By mistake I coded something like

print ("1" > 1)

and got the result "True". Comparing an integer and a string seems
meaningless to me, and I would prefer to have an exception thrown. Can
someone explain why Python allows comparisons between integers and
strings, and how it handles those cases? Why is "1" > 1?

Pychecker does not warn about the line of code above -- I wish it did.

In my code what I really intended was to convert the "1" to an int and
THEN do a comparison.
Jul 18 '05 #1
5 7276
without knowing any better, its possible "1" translates to 0x31

so it would become

0x31 > 1 ===> True....

David
http://cellphone.duneram.com/index.html

----- Original Message -----
From: <be*******@aol.com>
Newsgroups: comp.lang.python
To: <py*********@python.org>
Sent: Wednesday, May 19, 2004 5:26 PM
Subject: comparing strings and integers

By mistake I coded something like

print ("1" > 1)

and got the result "True". Comparing an integer and a string seems
meaningless to me, and I would prefer to have an exception thrown. Can
someone explain why Python allows comparisons between integers and
strings, and how it handles those cases? Why is "1" > 1?

Pychecker does not warn about the line of code above -- I wish it did.

In my code what I really intended was to convert the "1" to an int and
THEN do a comparison.

Jul 18 '05 #2
On Wednesday 19 May 2004 02:26 pm, be*******@aol.com wrote:
By mistake I coded something like

print ("1" > 1)

and got the result "True". Comparing an integer and a string seems
meaningless to me, and I would prefer to have an exception thrown. Can
someone explain why Python allows comparisons between integers and
strings, and how it handles those cases? Why is "1" > 1?

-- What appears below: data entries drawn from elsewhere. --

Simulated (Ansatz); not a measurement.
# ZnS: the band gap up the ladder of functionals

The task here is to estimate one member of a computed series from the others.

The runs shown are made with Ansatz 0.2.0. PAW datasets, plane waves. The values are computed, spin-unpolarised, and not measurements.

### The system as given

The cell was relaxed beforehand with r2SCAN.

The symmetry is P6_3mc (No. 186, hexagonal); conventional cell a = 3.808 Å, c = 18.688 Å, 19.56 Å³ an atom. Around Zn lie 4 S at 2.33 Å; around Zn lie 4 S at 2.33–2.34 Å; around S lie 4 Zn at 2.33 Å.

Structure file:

Pychecker does not warn about the line of code above -- I wish it did.

In my code what I really intended was to convert the "1" to an int and
THEN do a comparison. From the manual:

The operators <, >, ==, >=, <=, and != compare the values of two
objects. The objects need not have the same type. If both are
numbers, they are converted to a common type. Otherwise, objects of
different types always compare unequal, and are ordered consistently
but arbitrarily.

(This unusual definition of comparison was used to simplify the
definition of operations like sorting and the in and not in
operators. In the future, the comparison rules for objects of
different types are likely to change.)

Jul 18 '05 #3
On 19 May 2004 14:26:59 -0700
be*******@aol.com wrote:

#> By mistake I coded something like

#> print ("1" > 1)

#> and got the result "True". Comparing an integer and a string seems
#> meaningless to me, and I would prefer to have an exception thrown.
#> Can someone explain why Python allows comparisons between integers
#> and strings, and how it handles those cases? Why is "1" > 1?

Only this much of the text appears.